Oracle's Infrastructure Now Fully Linux-ized
mbadolato writes "An article over at InformationWeek reports
Oracle is aggressively adopting Linux both internally and for its products, despite SCO Group's threats earlier this week that it may sue those who don't pay licensing fees to the company. Chuck Rozwat, an Oracle executive VP, says the company has moved its IT infrastructure to Linux, a year after CEO Larry Ellis issued the mandate. In the coming year, Oracle will move its base development platform to Linux, including putting the open-source operating system on the workstations of 8,000 developers"

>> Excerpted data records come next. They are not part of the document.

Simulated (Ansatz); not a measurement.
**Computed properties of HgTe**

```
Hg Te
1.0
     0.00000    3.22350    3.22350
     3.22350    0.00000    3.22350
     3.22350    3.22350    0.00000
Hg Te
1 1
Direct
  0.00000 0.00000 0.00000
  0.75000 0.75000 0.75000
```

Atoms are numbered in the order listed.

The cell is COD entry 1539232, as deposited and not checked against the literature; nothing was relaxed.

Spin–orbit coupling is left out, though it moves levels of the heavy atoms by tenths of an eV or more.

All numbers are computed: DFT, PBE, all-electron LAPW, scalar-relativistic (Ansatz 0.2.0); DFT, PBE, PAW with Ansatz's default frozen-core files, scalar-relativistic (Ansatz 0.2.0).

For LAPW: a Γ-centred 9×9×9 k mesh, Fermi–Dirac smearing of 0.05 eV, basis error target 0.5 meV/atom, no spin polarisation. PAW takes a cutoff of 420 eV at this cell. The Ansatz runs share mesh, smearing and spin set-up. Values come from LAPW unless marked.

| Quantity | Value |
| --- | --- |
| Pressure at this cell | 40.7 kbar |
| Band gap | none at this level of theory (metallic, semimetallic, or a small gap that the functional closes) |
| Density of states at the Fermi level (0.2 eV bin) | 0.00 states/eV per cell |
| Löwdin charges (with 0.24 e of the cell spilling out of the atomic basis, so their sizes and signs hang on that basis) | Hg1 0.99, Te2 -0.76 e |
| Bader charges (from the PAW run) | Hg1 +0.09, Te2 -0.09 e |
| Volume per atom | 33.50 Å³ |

A big giant company, openly using linux even with sco's perfectly logical (from a corporate america standpoint) litigation. A big giant company that other big giant companies buy from. This is what I like to see. And by the time I finish this post it will nolonger be first. I'll be lucky to break the top 50 by the end of this sentence...
Shift happens. Fire it up.
This move should prove to everyone that SCO's claims are complete BS. If a company with the resources like Oracle isn't bothered by their threats then we can assume that their lawyers told them that SCO's claims are baseless. Oracle's products are the mainstay of the database industry and moving to Linux shows that Microsoft does not in fact have a monopoly. If more Linux desktops are deployed Microsoft will become just another software company competing with all the others.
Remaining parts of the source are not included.